Labour calls for formal audit of govt’s record keeping and OIA practice
Labour is calling on the Auditor-General to formally audit the office of the Prime Minister’s record-keeping and Official Information Act practices.
It comes after the Chief Ombudsman confirmed the focus of his investigation following a complaint about the way PMO handled an OIA request.
RNZ had reported a complaint was being investigated regarding the “apparent withholding” of official information, following the revelation of a previously undisclosed document handed to a senior staffer that should have been captured by the request.
It was also revealed that document was sent to the staffer’s private email.
Prime Minister Christopher Luxon has already announced the Department of Internal Affairs will conduct a review of the former staff member’s IT account to “ensure there are no further documents or meetings relating to the Smith v Fonterra case that should be released”.
Labour justice spokesperson Camilla Belich has written to the Auditor-General requesting the audit, suggesting the Ombudsman and DIA investigations weren’t enough.
“Trust in government depends on New Zealanders being able to see how decisions are made and who is influencing them.
“When records of meetings with corporate lobbyists don’t exist, that trust is undermined,” she said.
Belich referenced the government’s legislation to prevent companies being sued over climate change, and the way lobbying documents from two companies involved in the relevant court case were hand-delivered to PMO, but “were never recorded and never disclosed in response to an OIA request.”
“When Parliament asked Christopher Luxon about it, he said there was ‘no record or recollection’ of those meetings. That is simply not good enough,” she said.
Her request to the Auditor-General asked for a performance audit of PMO, specifically looking at:
- whether the Office has adequate systems, controls, training and assurance arrangements for recording meetings, briefings and other communications with external parties, including private interests and their representatives;
- whether the records maintained by the Office over a defined recent period reflect a complete and accurate account of those meetings, briefings and communications, or whether material engagements, including hand-delivered briefings and communications conducted through private accounts, have gone unrecorded;
- whether the Office is meeting its obligations under the Public Records Act 2005, including in respect of hand-delivered briefings, documents tabled at meetings, and other communications bearing on government decision-making;
- whether the systems supporting the Office’s Official Information Act responses are designed and operated so that information actually held is reliably searched, surfaced and disclosed; and whether the Office’s record-keeping and disclosure practice is commensurate with the integrity expectations Parliament and the public are entitled to hold.

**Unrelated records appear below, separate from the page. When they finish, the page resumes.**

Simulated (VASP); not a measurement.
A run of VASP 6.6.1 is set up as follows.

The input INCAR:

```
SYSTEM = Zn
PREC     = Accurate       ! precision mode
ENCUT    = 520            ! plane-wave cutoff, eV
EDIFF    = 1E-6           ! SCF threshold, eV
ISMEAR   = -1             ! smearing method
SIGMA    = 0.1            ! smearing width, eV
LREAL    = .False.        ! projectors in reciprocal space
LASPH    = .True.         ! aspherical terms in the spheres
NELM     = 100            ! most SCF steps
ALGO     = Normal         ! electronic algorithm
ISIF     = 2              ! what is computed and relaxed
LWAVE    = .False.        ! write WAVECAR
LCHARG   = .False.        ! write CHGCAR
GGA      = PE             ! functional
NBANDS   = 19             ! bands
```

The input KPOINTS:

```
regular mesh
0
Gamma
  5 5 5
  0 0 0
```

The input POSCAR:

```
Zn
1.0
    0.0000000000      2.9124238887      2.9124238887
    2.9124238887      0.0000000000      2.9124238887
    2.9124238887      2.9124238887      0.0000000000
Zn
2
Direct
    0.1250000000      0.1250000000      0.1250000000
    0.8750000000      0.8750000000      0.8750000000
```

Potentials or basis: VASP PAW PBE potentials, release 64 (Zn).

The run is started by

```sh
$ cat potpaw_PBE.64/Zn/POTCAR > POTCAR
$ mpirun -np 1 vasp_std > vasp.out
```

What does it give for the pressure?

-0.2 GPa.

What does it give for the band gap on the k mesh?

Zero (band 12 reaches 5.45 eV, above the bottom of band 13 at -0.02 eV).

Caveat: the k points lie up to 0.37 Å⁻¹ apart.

She said an audit was necessary because the previously undisclosed document, and the related issues, concern “an office at the apex of executive government, with the seniority of staff support it commands.”
She said the existing inquiries, by the Ombudsman and the Department of Internal Affairs were “valuable” but not “impartial”.
“Neither is positioned to tell Parliament whether the office’s systems for recording, retaining and disclosing its dealings with external parties are sound.
“That assurance is one your office is uniquely placed to provide with the requisite independence.”